When you consider deploying your model into production, a key step is to understand the resource requirement. It is not only the machine learning prediction part, but everything that goes inside the container. This requires us do some profiling and understand the performance of the container under different scenarios of load.
Here we are going to profile the container which has the local deployment of the sample AzureML project – diabetes prediction which is a ridge model.
The concept is simple. We artificially generate some requests, test the performance under different resource allocation – how long it took to serve these requests. If the computing resource is insufficient, your container will be slow. On the other hand, if the resource is over allocated, your performance won’t improve further and extra resource will only be a waste of money.

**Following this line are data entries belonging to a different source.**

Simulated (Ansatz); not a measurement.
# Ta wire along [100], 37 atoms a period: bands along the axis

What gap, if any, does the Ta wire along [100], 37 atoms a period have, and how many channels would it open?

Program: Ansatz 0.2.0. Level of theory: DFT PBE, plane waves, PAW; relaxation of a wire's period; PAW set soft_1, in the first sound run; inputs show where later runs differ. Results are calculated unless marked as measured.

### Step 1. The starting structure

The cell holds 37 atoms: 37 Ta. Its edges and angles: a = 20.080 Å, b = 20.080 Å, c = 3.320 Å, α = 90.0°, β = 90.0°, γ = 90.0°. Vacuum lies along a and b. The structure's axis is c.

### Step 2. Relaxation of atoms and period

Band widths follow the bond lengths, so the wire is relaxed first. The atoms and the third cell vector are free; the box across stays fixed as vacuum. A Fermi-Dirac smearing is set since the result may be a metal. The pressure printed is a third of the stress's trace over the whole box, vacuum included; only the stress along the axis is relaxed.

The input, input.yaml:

The first question will be how to create the load. Ideally, you will want to the payload to be as close to production requests patterns as possible. For example, if you reuse the same payload and only change the number of requests, there could be activities like caching that skew your tests results (your code looks faster in testing but act slower in production). And at the same time, the true performance of a web server can hardly be measured synchronously. You can also make asynchronous calls to maximize the throughput.
Here is a small test script to demonstrate the idea. You can pass in the number of workers and the total number of requests for a test, and the final returned value is how long it took to finish all these requests, ideally the shorter, the better.
After you have a test script, the next step is to try out different configurations and take some measurements.
In this test, I am only changing different cpu_limit assigned to the containter.
cpu_limit is a threshold that your container at most can consume. There are many other parameters could limit the actual cpu resource available to your container. For example, setting cpu_limit to be 24 doesn’t guarantee any type of cpu resource available. In a typical laptop, you might have only 4 cores in the first place. In that case, setting cpu_limit to be 24 makes no sense. Another is competing activities, if there are other activities during the testing, the cpu available to your container could take another hit.
During the test, if the payload is low, and your application is perfectly capable of handling it, you might not reach either the physical and cpu_limit assigned to it. During the stress test, you probably want to avoid other irrelevant activities so the cpu resource available is sufficient and it is only the cpu_limit that you apply actually dominates.
In my testing script, I generated a list of cpu_limit starting as small as 0.01 cpu ~ 10 millicpu. (I actually started with large cpu assignment because they finish faster). And for each cpu_limit, I tried out different number of workers to simulate the behavior of required concurrency.
Following is the result of the first test, instead of 1000 calls per test, I used 100 calls just to be fast. It is quite straight forward that the more CPU resource you assign to it, the better the performance. For example, when you assign 0.512 cpu, it took only less than 3 seconds to make a 100 calls. And by giving it more cpu, the performance is not further improved. Meanwhile for the worker count, the performance is improvement is not obvious as you expected. One imagine that if the tasks is io bounded, having two workers will double the throughput etc.
In the next test, I increased the number of calls from 100 to 1000. And you can immediately see the performance improvement from the client side. When you assign sufficient cpu, the performance will keep improving from the client side the more workers you assign, until no more.
How surprising! The more resource we give it, the faster we get? 🙂 This is like a typical optimization problem that for a fixed amount of CPU resources, how to size the container so we can handle the most throughput.
Let’s do some math, say if we have total TOTAL_CPUS, and each cpu is being sized with the cpu_limit as SIZE. Then we can afford TOTAL_CPUS/SIZE number of containers without running out of resources. Based on the our choice of SIZE, we will be able to understand how many requests each container can handle.
In order to find the optimal point, let’s first model the response time versus the cpu_limit. We can fit a curve to it. In this case, I picked the exponential decay curve and it works pretty well.
My take away is that the smaller you can make a container, actually the more efficient it is despite the fact that it will be slow. As you can see from the blue line, the latency is getting better and better as you throw more cpus to it, but that limit the total number of containers that you can fit into an environment, and the overall total time almost grow linearly.
Rather than find the optimal point, this is almost like a greedy theory in which you just need to understand what is the acceptable SLA, and almost work backwards and chose the minimal amount of cpu to guarantee that SLA. In addition to that, any extra cpu assignment won’t help at all.